A digressive reflection: Another thing about my experience is that I’d been preparing for it all my life. This was not some everyday bear sighting, which are marvelous in themselves and of which I’ve known a few. This was a long duration, then very close and intense, encounter between two apex predators who were well-fed, relaxed, mutually wary, and mutually curious. (For contrast, I’ll reveal now that on the descent I encountered a massive male black bear, maybe 30 yards away, bigger than the grizzly even, but it took off in fright when it heard me coming, tap-tap-tapping my ski poles as I walked through an area with limited visibility. These types of encounter are common and hardly worth recounting. This is left out of the next version.) I’ve been immersing myself in forest to uncover my true nature for over forty years. For over thirty years I carry a deep appreciation for the unwritten ways of what Toynbee calls our pre-civilizational ancestors, and for at least that much time I deeply feel there is what the Greeks called the world spirit. All this went into my openness, to the idea, that I might be able to get inside her head to monitor and influence her emotional state, just as tens of thousands of years of shamans have done before. Lo and behold, I know what I experienced, and no form of reductionism will convince me I’m deluded or that it’s all just a mentalized re-creation after the fact. The word shaman did not cross my mind until long after it was over (thank you Professor Vervaeke…) but it’s the right word, because I know of no better word to describe it. It strikes me that the world is full of people who would have met that bear and experienced none of the awe and wonder and echo aspects, because their modern mind would simply not have conceived or been open to it. Others might have drowned in their own internally-generated fear instead of reaching out empathically to feel what she was feeling. A seasoned park ranger might have shrugged off the incident, missing out on the awe for yet another reason. Me? I went to the mountain to renew my sacred absorption with nature, and the mountain did more than oblige.

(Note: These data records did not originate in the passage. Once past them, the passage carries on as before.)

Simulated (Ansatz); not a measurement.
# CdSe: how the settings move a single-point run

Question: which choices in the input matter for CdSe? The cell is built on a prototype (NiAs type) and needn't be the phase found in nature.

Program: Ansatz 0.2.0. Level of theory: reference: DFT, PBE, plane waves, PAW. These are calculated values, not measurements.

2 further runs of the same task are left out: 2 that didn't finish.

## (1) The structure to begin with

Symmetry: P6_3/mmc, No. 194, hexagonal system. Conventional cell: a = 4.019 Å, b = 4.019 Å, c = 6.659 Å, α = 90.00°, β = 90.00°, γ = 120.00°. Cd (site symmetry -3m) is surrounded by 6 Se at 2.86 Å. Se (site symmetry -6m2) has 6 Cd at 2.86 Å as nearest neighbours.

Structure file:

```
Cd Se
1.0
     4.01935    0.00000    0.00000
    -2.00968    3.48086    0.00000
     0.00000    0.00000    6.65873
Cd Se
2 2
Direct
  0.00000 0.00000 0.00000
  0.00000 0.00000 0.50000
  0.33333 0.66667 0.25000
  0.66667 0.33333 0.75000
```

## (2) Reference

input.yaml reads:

I couldn’t choose between language of thought or visual thinking. To the former, there was how unusually silent the whole afternoon was, with little or no word-thinking as I held my attention to sustained lookout while marching. As recounted above, the LH monkey mind shut right up when things got serious and the RH took over. To the latter, my retained sense is of how non-visual the peak experience was. Twilight was falling, and she appeared to my sight as a hulking, monochrome shadow against a background of grey rock, also in shadow. After one glance at 20 yards I held her in close peripheral vision, because I felt sure that to look at her directly would break the spell, disrupting the flow of information we were each onboarding about the other. I’m certain I “saw” more of her precisely because I kept her in sidelight, trusting my more embodied, holistic sense. Anima Mundi – That’s how I knew her. Is that LH or RH out front as I recount this part of the story? How could I choose? I do bring out more of the mystical/sacred/timeless aspect in the fiction-adjacent version, which some will recognize as real and others will dismiss as insufficiently scientistic, according to their lights.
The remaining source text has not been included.